Iberdrola throttles back on the ‘dam heartbreak’

Spanish electricity company Iberdrola has throttled back on the reported heartbreak that it was causing 52 families, forcibly removed from their homes to make way for a series of hydroelectric dams.

Following a meeting in Porto this week, João Noronha mayor of Ribeira de Pena has announced the company has increased the value it is prepared for ‘expropriations’, as well as agreeing to ‘support the costs of building new homes’ and covering the temporary rental costs of families as they wait for them to be built.

This is a vast step forwards from the situation reported last month in which families were being forced from the homes they loved – and had worked their lives to afford – into containers, with no outside space (click here).

Said Noronha, the containers are now being dismantled as those already in them are being offered ‘decent (rental) properties’.

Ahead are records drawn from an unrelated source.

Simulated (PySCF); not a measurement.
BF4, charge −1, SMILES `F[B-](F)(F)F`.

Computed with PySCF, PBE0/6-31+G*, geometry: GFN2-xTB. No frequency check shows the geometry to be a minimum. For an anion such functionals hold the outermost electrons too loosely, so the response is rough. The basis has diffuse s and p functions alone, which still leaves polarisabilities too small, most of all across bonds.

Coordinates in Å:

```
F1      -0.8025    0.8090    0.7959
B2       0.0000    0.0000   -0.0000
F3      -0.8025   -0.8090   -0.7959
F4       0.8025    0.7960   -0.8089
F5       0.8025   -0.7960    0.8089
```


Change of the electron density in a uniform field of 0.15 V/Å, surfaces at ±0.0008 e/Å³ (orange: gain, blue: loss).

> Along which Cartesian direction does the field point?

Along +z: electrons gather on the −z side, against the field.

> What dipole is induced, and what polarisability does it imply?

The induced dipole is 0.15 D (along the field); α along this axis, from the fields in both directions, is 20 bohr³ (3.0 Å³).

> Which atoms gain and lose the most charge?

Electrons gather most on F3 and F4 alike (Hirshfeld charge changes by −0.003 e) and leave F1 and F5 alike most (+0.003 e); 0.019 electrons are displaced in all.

As to the increased money on offer, this will also be extended to the few families who had already agreed to Iberdrola’s terms and moved out of their properties to make way for the connecting dams of Daivões, Alto Tâmega and Gouvães.

The new values payable are 950 euros per square metre, said Noronha, and the cheques should be coming through by the end of January.

As reports have explained, right now focus is on the area of Ribeira de Pena as the Daivões dam should start filling up in June 2020, at which time 43 properties will disappear underwater.

Their owners welcomed the news this week, with 70-year-old Maria da Glória Gonçalves bursting into tears of emotion and telling reporters: “Finally, I can sleep properly again!”